SINGAPORE: China's multi-billion dollar investments in Pakistan face serious security threats even though the Pakistani government has assured special military unit protection to Chinese experts, according to a new book released here.
"Although both Chinese and Pakistani leaders like to refer to their two countries' close relationship as 'higher than the Karakorams, deeper than the oceans and sweeter than honey,' our collected data shows that Pakistan has been the most dangerous country for travelling Chinese nationals, with at least 12 Chinese killed in 11 separate attacks," said Jonas Parello-Plesner and Mathieu Duchatel in their book 'China's Strong Arm – Protecting Citizens and Assets Abroad.'
"Separatists in Pakistan's Baluchistan province have targeted two important Chinese projects in the region, the Gwadar Port and the Saindak mine, for overtly political reasons," wrote the authors.
The book, released by the International Institute for Strategic Studies at the annual Shangri-La Dialogue, recalled the murder of three Chinese nationals in May 2004 while they were working on the port project.
Contractor China Harbour Engineering completed the first phase of the project but left during the second stage for security reasons. China's Kingho Group was also forced to cancel an ambitious coal mining project in Pakistan for the same reason.
Chinese oil-tanker drivers delivering fuel to the Saindak mine in the Chaghai hills were being attacked and kidnapped as early as this year, they said. "Such insecurity – and such risks for Chinese engineers and workers – has kept other projects in Pakistan on the drawing board," wrote Washington-based Parello-Plesner and Beijing-based Duchatel in the 160-page book.
Citing security concerns, "very little has happened to advance the corridor project" of linking Gwadar to Kashgar, the capital of Xinjiang region, which was to create a new strategic axis in west Asia, the book said on the strategic USD 46 billion China-Pakistan Economic Corridor (CPEC) which passes through the Pakistan-occupied Kashmir.
Much more re-affirmation of the projects between the two countries have taken place, but the links between southwestern Pakistan to Xinjiang are still on the drawing board; although China has been funding for improvements of roads along the Karakoram Highway from Kashgar to almost Islamabad.
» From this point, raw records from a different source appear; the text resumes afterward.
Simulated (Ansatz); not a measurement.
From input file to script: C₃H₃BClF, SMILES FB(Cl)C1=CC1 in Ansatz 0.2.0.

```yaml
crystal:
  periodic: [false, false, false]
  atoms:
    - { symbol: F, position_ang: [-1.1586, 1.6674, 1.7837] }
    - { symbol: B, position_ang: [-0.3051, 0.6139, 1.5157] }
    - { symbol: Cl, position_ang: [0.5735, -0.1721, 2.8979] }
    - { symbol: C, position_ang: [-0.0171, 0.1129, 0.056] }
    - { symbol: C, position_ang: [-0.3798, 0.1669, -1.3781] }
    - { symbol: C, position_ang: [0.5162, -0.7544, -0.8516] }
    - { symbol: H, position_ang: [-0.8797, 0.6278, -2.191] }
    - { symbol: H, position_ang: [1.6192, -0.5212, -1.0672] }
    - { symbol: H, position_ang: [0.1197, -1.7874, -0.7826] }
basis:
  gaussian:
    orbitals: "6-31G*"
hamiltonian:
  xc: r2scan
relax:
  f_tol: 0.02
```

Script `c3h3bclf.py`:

China may be more willing today than it was before to support economic cooperation with Pakistan, especially given the enormous political support in Beijing for a 'New Silk Road' through the region and the follow on USD40 billion pledged in April.
"That does not mean, however, that security concerns have evaporated," said the authors. Pakistan in February announced that a special military unit was being trained to protect Chinese experts working on the China-Pakistan economic corridor.
"In addition to government contacts, our earlier research has shown that China has had close exchanges with opposition parties, some of them Islamist, believing this could have a positive impact on the security of its nationals in Pakistan," they wrote.
"In the long-term, the aim is to sustain a united, pro-Chinese front among the Pakistani elite through the Chinese embassy in Islamabad and the International Liaison Department of the ruling Communist Party.
"In 2009 and 2010, for instances, Beijing hosted representatives of Jamaat-e-Islami and Jamiat Ulema-e-Islam (JUI), two political parties with known links to fighters in Afghanistan, and in the case of JUI, with the Afghan and Pakistani Taliban," the authors wrote.